It began with two weeks of peeling prawns at a restaurant for no pay a quarter of a century ago, give or take: Now the sparkling culinary career of Australian Simon Blaby has brought him to Karma resorts in Bali, where he’s shaking up menus and adroitly steering esteemed Di Mare, Nammos and the Steakhouse into the future.

Blaby once aspired to be a graphic designer, but work experience placements for that particular career were filled, so he was asked whether he might be interested in going to a restaurant instead.

“I had no idea what I was getting myself in for,” he admits over flat white coffees at Karma Jimbaran’s airy poolside Steakhouse.

It was 1985 and his mother decked him out in an oversized chef’s jacket to turn up for work at the restaurant.
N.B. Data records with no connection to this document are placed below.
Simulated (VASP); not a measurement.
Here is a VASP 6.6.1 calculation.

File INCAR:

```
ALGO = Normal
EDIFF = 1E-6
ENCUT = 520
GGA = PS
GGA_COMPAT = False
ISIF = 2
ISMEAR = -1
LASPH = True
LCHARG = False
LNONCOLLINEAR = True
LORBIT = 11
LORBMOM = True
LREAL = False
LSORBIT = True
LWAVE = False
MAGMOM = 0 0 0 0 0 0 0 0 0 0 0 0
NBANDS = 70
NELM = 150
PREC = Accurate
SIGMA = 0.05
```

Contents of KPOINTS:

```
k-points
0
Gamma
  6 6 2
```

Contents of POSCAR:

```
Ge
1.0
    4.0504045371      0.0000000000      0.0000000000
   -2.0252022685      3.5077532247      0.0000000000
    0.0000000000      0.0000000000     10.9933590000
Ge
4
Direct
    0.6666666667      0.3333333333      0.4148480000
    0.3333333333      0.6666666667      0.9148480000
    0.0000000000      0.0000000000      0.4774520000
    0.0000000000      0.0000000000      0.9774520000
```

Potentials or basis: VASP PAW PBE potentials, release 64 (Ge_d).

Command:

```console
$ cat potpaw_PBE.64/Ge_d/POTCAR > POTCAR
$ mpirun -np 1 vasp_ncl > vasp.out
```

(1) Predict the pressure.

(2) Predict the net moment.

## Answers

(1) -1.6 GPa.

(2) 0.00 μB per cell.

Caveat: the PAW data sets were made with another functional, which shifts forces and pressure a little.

“I got there and basically stood in the corner and peeled prawns for two weeks for 12 hours a day,” he says.

On his final day, the chef asked what he was doing for dinner and Blaby confessed he was going to eat at a renowned fast food restaurant again, as he’d been doing on his breaks for the two weeks.

“He said, ‘You can’t eat that garbage!’ He sat me down in his office, at his desk, and cooked me the most amazing rump steak I have ever had in my life, with French fries and salad. And that was it for me. My career path was set.”

It wasn’t just about the steak, but also the sense of camaraderie that came with working in a restaurant that appealed to the then-schoolboy, who soon attended a six-month pre-apprentice course before winning an apprenticeship at Adelaide’s Sebel Townhouse.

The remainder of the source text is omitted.